In [22]:
import csv
import datetime
import random
import glob
import os
import tensorflow as tf
import tensorflow_hub as hub
from IPython.display import Audio
import numpy as np
import scipy
from scipy.io import wavfile
import soundfile as sf
import resampy
import librosa


In [None]:
"""
Data is in epoch timestamp; should be in dataframe
"""
def format_timestamp(time):
    return datetime.datetime.fromtimestamp(int(time))

In [None]:
files = glob.glob("../..//../Desktop/archive/KETI/*/pir.csv")
pir_data = [] #Format of this will depend on how much data we are collecting, what we need it for
for file in files:
    day = []
    f = open(file)
    reader = csv.reader(f)
    for line in reader:
        time = format_timestamp(line[0])
        ts = float(line[1])
        day.append((time,ts))
    pir_data.append(day)

In [None]:
"""
Timedelta to minutes (for checking against alerts)
"""
def get_minutes(td):
    return td.seconds/60

In [None]:
"""
If you only want to look at the data between certain times
"""
def get_modified_data(data,start,end=None):
    if end == None:
        return [el for el in data if el[0].time() >= start]
    return [el for el in data if (el[0].time() >= start and el[0].time() <= end)]


In [None]:
NIGHT_HOUR = 21 #should change/be personalised?
MORNING_HOUR = 8
ALERT_TIME = 30 #should be changed
LIM_TIMESTAMP_STREAK = 10  # Number of timestamps for which there's no movement

In [None]:
"""
Check if person is in one room for too long
"Too long" is room-dependent, but this is just assuming a basic rule of 30 minutes (for bathrooms and stuff)

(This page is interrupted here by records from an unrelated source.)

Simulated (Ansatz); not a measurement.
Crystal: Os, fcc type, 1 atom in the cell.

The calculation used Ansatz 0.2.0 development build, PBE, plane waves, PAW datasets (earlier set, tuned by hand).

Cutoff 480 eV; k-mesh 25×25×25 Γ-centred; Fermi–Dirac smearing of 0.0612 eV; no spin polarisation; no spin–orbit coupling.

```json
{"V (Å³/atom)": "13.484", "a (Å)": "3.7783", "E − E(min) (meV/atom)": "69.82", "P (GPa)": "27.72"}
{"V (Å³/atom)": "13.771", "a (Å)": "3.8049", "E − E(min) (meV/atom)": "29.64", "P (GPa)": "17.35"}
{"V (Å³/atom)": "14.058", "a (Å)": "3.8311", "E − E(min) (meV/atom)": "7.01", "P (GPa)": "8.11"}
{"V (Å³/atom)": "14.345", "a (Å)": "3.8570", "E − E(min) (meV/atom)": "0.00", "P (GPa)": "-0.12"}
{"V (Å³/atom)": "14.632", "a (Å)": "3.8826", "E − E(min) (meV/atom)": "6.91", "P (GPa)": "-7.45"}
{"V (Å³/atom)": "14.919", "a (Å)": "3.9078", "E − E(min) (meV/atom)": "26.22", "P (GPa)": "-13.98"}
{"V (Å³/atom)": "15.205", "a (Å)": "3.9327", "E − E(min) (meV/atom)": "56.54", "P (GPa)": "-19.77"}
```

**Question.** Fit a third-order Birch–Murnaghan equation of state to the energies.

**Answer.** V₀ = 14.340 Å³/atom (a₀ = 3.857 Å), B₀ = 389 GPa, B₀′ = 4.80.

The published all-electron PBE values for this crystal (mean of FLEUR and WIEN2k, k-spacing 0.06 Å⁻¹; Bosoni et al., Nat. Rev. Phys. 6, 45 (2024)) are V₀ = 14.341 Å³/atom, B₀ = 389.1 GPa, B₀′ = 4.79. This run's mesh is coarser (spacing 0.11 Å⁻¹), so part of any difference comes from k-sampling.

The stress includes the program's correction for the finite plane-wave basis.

The first timestamp of movement is stored, and the subsequent movement timestamps are compared to this one. If the timedelta is >= the max time (30 minutes), an alert would be raised.
If there has been a period of (10) consecutive timestamps with no motion, there is an assumption FOR NOW that the person has left the room. If this is the case, all stored variables are reset.
The next timestamp of movemente after this would be stored and the process would begin again. 


To check/change:
10 periods of no movement is arbitrary
What happens with the PIR data if someone is asleep/staying still but still in the room? 
30 minutes in the bathroom being too long is arbitrary
If the PIR sensor does give us non-binary data, what can I do with that?
Do I check other rooms as well?
"""

def checkRoomLength(room_data): 
    start_idx = -1
    no_motion_streak = 0
    
    for i in range(len(room_data)):
        ts, val = room_data[i]
        if val == 0 and start_idx == -1: #Room is empty
            continue
        if val == 0 and start_idx != -1:
            no_motion_streak +=1
        if no_motion_streak > LIM_TIMESTAMP_STREAK: #assume at this point that nobody is in the room
            start_idx = -1
            no_motion_streak = 0
            continue
        if start_idx == -1: start_idx = i #initialise beginning of movement period
        movement_delta = room_data[i][0]-room_data[start_idx][0]
        minutes =  get_minutes(movement_delta) # convert to minutes
        if minutes > ALERT_TIME: 
            print(minutes)
            print("Too long!") #raise alert
            return
    return

In [None]:
"""
Will need to check multiple rooms and door audio (door audio I don't have)
This also currently assumes 24 hour time. 
How would this function be called? Upon hearing a door sound or upon there not being activity for a certain amount of time? (or just routinely check) 
The way this function would be written would depend on its purpose.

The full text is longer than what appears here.